The printer version I could uncompress, and like your "expected" version, it has three glyphs output, so someone is doing some processing to consolidate and rearrange the glyphs, something which PDF::Builder may need to do. I can see the three glyphs are (in order) U+17C2 (AE) U+1786 (CHA) and U+FFFD. That last one may be a problem with decompression, as FFFD is normally "Invalid Character". I'm not sure what happened to U+17D2 (COENG) and U+1780 (KA)... did they get preprocessed and consolidated, or something else? I thought the whole intent was for the reader to do such processing. By the way, was this printer version output from LibreOffice, or from a PDF reader?

Regarding ordering, if AE (U+17C2) is the last glyph in the sequence, under whose rules is it moved to the front? Do vowels always get moved ahead of consonants? Again, that's something that should reasonably be left to the reader, but apparently this reordering needs to be done in producing the PDF! You mentioned that this seems to be a problem with other Devanagari-based alphabets in PDF::Builder.

I'll keep chipping away at this, but for the moment I'm stuck. The first thing is to find a clean decompression (deflate) utility to uncompress the Flate-compressed streams. PDFtk is doing a lot more than just that, and I fear it may be breaking something in the process. I don't need a working PDF created, just something with human-readable uncompressed streams. Finally, I appreciate your efforts on this, and welcome any further help you can give.

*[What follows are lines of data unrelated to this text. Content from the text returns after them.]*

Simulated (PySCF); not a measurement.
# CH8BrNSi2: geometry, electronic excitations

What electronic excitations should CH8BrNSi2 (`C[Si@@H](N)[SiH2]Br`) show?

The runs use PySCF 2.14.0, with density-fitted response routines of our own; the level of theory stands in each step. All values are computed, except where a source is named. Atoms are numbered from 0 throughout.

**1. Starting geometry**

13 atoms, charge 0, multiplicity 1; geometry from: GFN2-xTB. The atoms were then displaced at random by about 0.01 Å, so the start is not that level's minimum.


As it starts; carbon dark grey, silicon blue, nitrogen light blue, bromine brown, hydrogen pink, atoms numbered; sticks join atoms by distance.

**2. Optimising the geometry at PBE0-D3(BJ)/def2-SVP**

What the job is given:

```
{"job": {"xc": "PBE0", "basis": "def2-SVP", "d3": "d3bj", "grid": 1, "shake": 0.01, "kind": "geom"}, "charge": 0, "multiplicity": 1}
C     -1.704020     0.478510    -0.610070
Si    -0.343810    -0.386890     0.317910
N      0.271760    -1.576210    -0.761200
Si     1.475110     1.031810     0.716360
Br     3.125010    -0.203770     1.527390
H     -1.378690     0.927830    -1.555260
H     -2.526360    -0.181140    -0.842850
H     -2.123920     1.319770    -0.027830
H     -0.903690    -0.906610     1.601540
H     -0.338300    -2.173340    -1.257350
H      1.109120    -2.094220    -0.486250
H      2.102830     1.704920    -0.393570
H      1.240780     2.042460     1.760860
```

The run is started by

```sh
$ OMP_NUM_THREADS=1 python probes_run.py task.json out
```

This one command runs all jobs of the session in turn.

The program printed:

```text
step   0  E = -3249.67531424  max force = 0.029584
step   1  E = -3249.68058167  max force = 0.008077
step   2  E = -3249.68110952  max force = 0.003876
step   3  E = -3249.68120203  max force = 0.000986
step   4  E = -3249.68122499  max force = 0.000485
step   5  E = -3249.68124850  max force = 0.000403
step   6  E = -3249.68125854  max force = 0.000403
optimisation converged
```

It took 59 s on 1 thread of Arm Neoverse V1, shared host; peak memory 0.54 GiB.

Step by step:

 PhilterPaper commented on Nov 6

Attached below is a dump of the KhmerOS.ttf font:
022_truefonts.KhmerOS_.pdf
113700.pl.txt

It shows the desired KA.sub character at G+382. My suspicion is that there is logic in LibreOffice and elsewhere that knows if it sees COENG and a following character (e.g., KA), to get the glyph name of the that character ("uni1780"), add ".sub" ("uni1780.sub"), get the CID (382 decimal, 017e hex), and replace the COENG and KA code points with this CID. It may not be that simple in general (there are other subscripts that can be added to base characters). Anyway, I manually edited the testkhmer.pdf file produced by 113700.pl, and it fails to show KA.sub. Maybe it needs to be explicitly listed in the mapping, or maybe the zero width is suppressing it.

The AE vowel is shown as combining to the right, so why is it to be specified as the last Unicode point? Shouldn't it be specified first? Or is it intended to combine with the consonant given immediately before it? I tried AE as both the first glyph code, and the last. I'm confused.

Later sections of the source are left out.